The near inverse approach characterizes Belle Confusion 969 (1996), in which these seem to be only effects, and no source sounds. Distant overtones, delicate trills, and diffuse echoes are juxtaposed with non-directional washes, eventually condensing into a kind of thick, ambient noise. Over a period of 50 minutes, these “ambient” sounds eventually become so dense that they start to occupy and fill space itself. Instead of ambient sounds carving out or hollowing out space. In Belle Confusion we as listeners experience an acoustic paradox: diffuse sounds that hollow out a space from without, and, at the same time, nearly subsonic rumbles that fill a space from within. Belle Confusion is indicative of many of López’s better-known works, such as Untitled #74 or his numerous sound installations. In pieces like these, one rarely notices when the piece itself has begun. The sounds begin so faintly and emerge so gradually, that one can easily mistake them for the sounds of one’s own environment. First there is silence, then before you know it, there is suddenly an amorphous, diffuse wash of sound – was it always there, or did it suddenly begin? This acoustic uncertainty is central to Belle Confusion, a confusion between the sound recording and the sounds of one’s environment (which is most cases are never totally separate). While works such as La Selva and Buildings (New York) present us with sounds without effects, in Belle Confusion we have effects without sounds – as if the sound sources themselves have vanished, leaving only sonic traces.

All of this is taken to another level in López’s more recent works, many of which bear the simple title of Untitled. Through The Looking Glass contains three such works, all produced in 2008. These pieces are distinct in their subtractive approach; they truly exist at the limit of audibility. Occasionally one hears faint hints of found sounds, but more often than not the Untitled pieces operate at the highest and the lowest registers, the supersonic and subsonic. Sub-bass rumbles and high-pitched, aleatoric glitches, both faintly audible – and without anything in the middle. These pieces are fascinating in their austerity in the way they empty out the sonic spectrum. López subtracts almost the entire audible range, leaving only the highest and the lowest, the most distant and diffuse. Sound itself becomes enigmatic, at once omni-present and yet non-directional.

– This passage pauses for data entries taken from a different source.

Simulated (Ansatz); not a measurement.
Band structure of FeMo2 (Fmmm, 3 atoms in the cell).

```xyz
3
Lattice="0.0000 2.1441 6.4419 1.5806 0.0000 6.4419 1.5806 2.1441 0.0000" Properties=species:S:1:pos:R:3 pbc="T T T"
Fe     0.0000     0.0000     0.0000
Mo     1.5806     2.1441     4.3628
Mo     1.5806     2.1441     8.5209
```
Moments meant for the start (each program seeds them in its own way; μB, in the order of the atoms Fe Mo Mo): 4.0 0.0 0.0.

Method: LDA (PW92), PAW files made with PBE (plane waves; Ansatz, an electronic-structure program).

López’s approach to sound art is made clear in the accompanying booklet to the box set: “Typically, recorded sound is considered to be a representation of reality. Unbeknownst to the average person...a sound recording can also be considered an entity in itself...those extractions, in fact, are a different ‘reality’ in themselves.” This switch, from sound as a representation to sound as presentation, is also a shift from sound as referential to sound as tautological. López is, of course, aware of the use of found sounds in the history of avant-garde music, from the experiments of Luigi Russolo, to the l’objet sonore of Pierre Schaeffer, to the elusive “acousmatic” sound of Michel Chion. However, López’s use of field recordings also brings to mind the work of Luc Ferrari, whose Presque Rien series takes seriously the notion of autonomous sound worlds, existing apart from their sources or their function as representational sounds “of” something. In many of the pieces collected in Through The Looking Glass, López adopts a process whereby recorded sounds from the external world are arranged in a non-representational and non-musical way. The sounds move past their indexicality where sounds signify objects or events in the world. These sounds also move past simple abstraction, where a sound source is processed or manipulated so that it becomes unfamiliar. What López often aims for is a double failure – the failure of sounds to adequately or faithfully represent the external world, and the failure of sounds to achieve the perfection of purely synthetic, purely artificial entities. This is, perhaps, what López means when he speaks of his experience with field recordings: “I realized the dramatic difference between listening as a semantic activity and as a phenomenological experience.”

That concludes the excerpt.